LAS VEGAS - The National Hockey League works in Las Vegas. 

For a place that feels so far away from hockey – whether it’s the palm trees, blackjack tables or fans making their way into the stadium wearing shorts in the thick of December – the atmosphere inside T-Mobile Arena is spot on. 

Tuesday, the home of the NHL’s newest team was filled with almost 18,000 screaming fans as the Vegas Golden Knights beat the Tampa Bay Lighting 4-3 on a go-ahead goal by defenceman Shea Theodore with 2.3 seconds left in the third period. 

The win marked the seventh in eight games for the Golden Knights and moved them into a tie with the Los Angeles Kings for first in the Pacific Division. 

Knights forward David Perron called it “our biggest game of the year.”

The fans know hockey and have taken quickly to their new franchise, cheering for a third-period penalty kill almost as loudly as a second-period goal that tied the game. Power-play lines are discussed as fans await their concessions. Following the win, chants of “Let’s go Knights!” could be heard on The Strip and in nearby casinos. It was like the team had been there for years. 

“It was an unbelievable atmosphere. We can tell they had some Tampa fans but our fans were much louder and much more into it,” Theodore told reporters after the win.  

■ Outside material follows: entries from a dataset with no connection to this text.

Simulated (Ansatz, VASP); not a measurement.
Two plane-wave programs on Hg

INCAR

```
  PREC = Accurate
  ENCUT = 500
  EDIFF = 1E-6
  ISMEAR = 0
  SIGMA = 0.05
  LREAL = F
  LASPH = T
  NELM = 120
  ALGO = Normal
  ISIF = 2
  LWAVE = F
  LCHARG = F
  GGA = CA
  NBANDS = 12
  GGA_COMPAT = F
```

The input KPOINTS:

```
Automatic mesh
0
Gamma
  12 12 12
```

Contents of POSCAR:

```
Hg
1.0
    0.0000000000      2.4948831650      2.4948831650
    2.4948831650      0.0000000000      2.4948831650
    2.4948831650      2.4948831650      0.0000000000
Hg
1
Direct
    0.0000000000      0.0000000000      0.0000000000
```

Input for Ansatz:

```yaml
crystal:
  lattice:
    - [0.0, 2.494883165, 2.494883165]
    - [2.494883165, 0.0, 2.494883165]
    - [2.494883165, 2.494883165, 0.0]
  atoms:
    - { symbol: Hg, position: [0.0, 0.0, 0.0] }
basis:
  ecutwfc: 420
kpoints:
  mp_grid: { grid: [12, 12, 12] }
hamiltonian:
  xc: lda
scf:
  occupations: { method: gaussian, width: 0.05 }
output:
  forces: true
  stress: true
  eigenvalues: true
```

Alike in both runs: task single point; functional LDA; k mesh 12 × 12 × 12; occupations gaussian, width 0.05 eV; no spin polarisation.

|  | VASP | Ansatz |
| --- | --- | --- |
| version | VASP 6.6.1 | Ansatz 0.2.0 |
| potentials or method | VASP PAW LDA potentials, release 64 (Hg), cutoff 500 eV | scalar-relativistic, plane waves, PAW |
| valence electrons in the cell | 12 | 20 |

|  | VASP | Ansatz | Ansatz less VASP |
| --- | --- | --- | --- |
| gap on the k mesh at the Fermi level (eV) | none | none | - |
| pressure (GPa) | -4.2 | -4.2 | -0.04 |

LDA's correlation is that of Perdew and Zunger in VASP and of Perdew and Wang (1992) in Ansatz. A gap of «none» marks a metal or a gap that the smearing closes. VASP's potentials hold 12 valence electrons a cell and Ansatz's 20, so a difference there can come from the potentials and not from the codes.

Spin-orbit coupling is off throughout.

The arena – just a short walk away from many of Vegas’ biggest hotels – has been a hit with the fan base. Even the little things, whether it was Carrot Top getting pelted by snow on the big screen, the second period rendition of Sweet Golden Knights or a knight yanking a sword out of stone at centre ice just prior to puck drop, added a nice touch. 

It’s been a long time coming. 

The city of Las Vegas has never really had a taste of the major professional sports scene beyond the sportsbooks. For decades, leagues avoided awarding a team to Vegas over the proximity to sports gambling and a lack of a consistent local fan base. 

Despite the approximate 40 million people who visit Vegas each year, the city has a population of about 600,000 – making it the 28th largest city in the United States. 

But that didn’t deter Bill Foley, a Texas-born businessman who began the process of bringing Vegas its first major sports franchise in 2014. NHL commissioner Gary Bettman gave the go-ahead for Foley’s group to conduct a season ticket drive the following February to gauge interest in the team. On its first two days, the drive achieved half of its desired goal of 10,000 and was completed around two months later.    

The response impressed Bettman and a window was opened for potential owners to bid on an expansion team. 

A year later, owners would unanimously approve Foley’s bid – which had collected more than 15,000 season-ticket deposits dating back to the year before – to become the NHL’s 31st franchise.

“Well, Las Vegas, we did it! We want everyone to be a fan and we’re dedicated to it,” Foley said at the Encore, a luxury hotel at the north end of The Strip.

“The Las Vegas market was intriguing.” Bettman said. “The worldwide reputation it has was appealing and it’s a city that was ready for major league sports.”

But one thing that almost no one expected was the degree of the team’s early-season success. Vegas (22-9-2) became the fastest expansion team in NHL history to reach 20 wins and they sit in a four-way tie for second in the NHL with 46 points. They’re well on their way to eclipsing the 83-point 1993-94 Florida Panthers as the best expansion team ever. 

Hanging in the rafters at NHL arenas are often banners celebrating retired numbers, division titles, conference championships or Stanley Cups. The Golden Knights have none of those and instead hang banners of each of the 30 other teams. 

Just 33 games into their franchise's history, there’s still a long way to go. But if they keep up their winning ways, soon enough they might have some of their own to hang.